Special Dispatch: Lifebuoy Café, Fowey, Cornwall
8 Lostwithiel Street
Fowey, PL23 1BD (Map)
by T. N. Toost
For my third breakfast out in as many days on holiday, I was not surprised to find the Lifebuoy Café – like at least two others we went to - full of familiar Ikea furniture. I liked it, and I liked the beach-themed blue and white interior, and the large open kitchen which took up half of the room. Two women, seemingly mother and daughter, ran the establishment, the mother cooking and the daughter taking orders and shouting abruptly but inoffensively at patrons. The windows were completely steamed up, which gave the place a slightly oppressive feeling.
I had my full English with fried bread, which Annie instantly coveted. It was the most interesting part of the whole meal, the rest of which was nevertheless good and tasted fresh. The eggs and tomato were particularly well done, with the sausage and tea coming in at merely above average. With the fried bread, the whole meal turned into a minor luxury.

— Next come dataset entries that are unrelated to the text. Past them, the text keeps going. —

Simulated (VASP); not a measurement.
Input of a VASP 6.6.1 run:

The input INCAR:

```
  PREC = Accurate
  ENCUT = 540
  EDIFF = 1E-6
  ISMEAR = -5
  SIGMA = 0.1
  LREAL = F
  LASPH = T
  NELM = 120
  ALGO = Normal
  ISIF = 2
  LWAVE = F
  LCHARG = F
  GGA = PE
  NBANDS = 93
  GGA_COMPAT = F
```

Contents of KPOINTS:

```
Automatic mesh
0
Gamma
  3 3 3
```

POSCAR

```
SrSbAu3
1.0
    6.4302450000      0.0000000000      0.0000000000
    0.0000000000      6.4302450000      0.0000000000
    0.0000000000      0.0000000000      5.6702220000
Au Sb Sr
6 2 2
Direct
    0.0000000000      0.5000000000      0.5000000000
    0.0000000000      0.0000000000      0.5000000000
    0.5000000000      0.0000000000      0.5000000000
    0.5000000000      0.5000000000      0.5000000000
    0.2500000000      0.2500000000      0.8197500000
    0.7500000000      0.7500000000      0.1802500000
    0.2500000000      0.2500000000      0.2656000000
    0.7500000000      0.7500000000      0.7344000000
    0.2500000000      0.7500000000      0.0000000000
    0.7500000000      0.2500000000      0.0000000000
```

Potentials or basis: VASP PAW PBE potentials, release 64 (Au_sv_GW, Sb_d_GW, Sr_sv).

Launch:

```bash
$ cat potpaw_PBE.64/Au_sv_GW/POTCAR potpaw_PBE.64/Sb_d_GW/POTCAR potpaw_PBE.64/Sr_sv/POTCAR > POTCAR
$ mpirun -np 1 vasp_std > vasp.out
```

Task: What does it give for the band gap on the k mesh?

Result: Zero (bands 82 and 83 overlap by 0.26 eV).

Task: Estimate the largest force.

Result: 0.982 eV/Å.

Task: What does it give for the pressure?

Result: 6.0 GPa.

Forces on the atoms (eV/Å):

Save for the beans: they were the same as everywhere else in Britain. People crave variety and uniqueness in food, yet beans are always tinned. Who has had above-average beans? Below-average? Why is it that this staple of breakfast prides itself on conformity? Do the beans in Fowey remind us of home, and is familiarity, even on holiday, what we seek?
When we paid up, about £5 each, both mother and daughter thanked us, then turned back to their work. Even with the obvious locals at tables and the gossip being shouted across the small space, the obvious dependency on tourist money made it seem like we were giving pennies to beggars. We were disposable, interchangeable money machines, accents and appearance annually altered but one as good as another, year after year. Maybe that’s why all the cafés around Fowey have the same furniture, the same beans – they treat us as they see us, and that’s what we secretly want.